President Barack Obama started a new firestorm with the media on Monday, when he asked to "clear out the press so we can take some questions" during a White House speech before members of the National Governors Association.

Here's a video of Obama making the request:

The demand, which came at the conclusion of his public remarks as part of this week's 2013 National Governors Association Winter Meeting in Washington, D.C., has angered members of the press who argue that Obama is not making good on his oft-repeated promise to lead an open administration.

The bold request comes just 12 days after Obama made the claim that his is "the most transparent administration in history" -- just three days before his press team denied the White House Press Corps access to the president while he golfed with Tiger Woods in Florida.

And that debacle came on the heels of a controversial statement John O. Brennan made before the Senate Intelligence Committee during his Feb. 7 confirmation hearing to become CIA director.

“What we need to do is optimize transparency on these issues, but at the same time, optimize secrecy and the protection of our national security,” Brennan told the committee.

Immediately following Obama's Monday speech, the Washington Post's Erik Wemple addressed the issue of Obama clearing out the press in a post on the newspaper's website, where he slammed the Obama administration for its unwillingness to maintain transparency.

"Seems there’s a contest of sorts going on within the White House: Who can fashion the most Orwellian quote regarding open government?" Wemple wrote.

And's John Nolte wrote that Obama "pretty much laughed in their collective faces" when he dismissed the press during his Monday address.
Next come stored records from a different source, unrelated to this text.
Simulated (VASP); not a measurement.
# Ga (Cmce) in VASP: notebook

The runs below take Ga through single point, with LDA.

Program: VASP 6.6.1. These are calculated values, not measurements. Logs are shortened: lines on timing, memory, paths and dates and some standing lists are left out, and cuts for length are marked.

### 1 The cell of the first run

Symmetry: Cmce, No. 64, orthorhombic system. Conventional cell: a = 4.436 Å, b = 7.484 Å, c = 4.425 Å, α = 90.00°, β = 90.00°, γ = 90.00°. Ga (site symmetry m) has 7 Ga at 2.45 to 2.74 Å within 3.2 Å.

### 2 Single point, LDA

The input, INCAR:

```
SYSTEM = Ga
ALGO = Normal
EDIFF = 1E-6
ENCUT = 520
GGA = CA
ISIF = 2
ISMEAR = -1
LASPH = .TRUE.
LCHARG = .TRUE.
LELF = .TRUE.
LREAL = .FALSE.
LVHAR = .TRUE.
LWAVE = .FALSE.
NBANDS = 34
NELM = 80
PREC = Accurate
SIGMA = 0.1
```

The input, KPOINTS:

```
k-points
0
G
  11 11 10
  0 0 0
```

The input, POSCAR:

"If it mattered, the dismissive way Obama treats the media coupled with his lack of transparency would be troubling. But it doesn't matter. Even if the president was as transparent as glass, the media would still cover up anything that might politically damage him. So the fact that Obama treats the media like the lackeys they are, is actually very amusing and all kinds of satisfying," Nolte wrote. "The media's been whining about 'access' for 10 days now and as a result, today, Obama pretty much laughed in their collective faces with this."

The White House had not yet officially responded to criticism about the clearing of the press as of 1:15 p.m. Tuesday.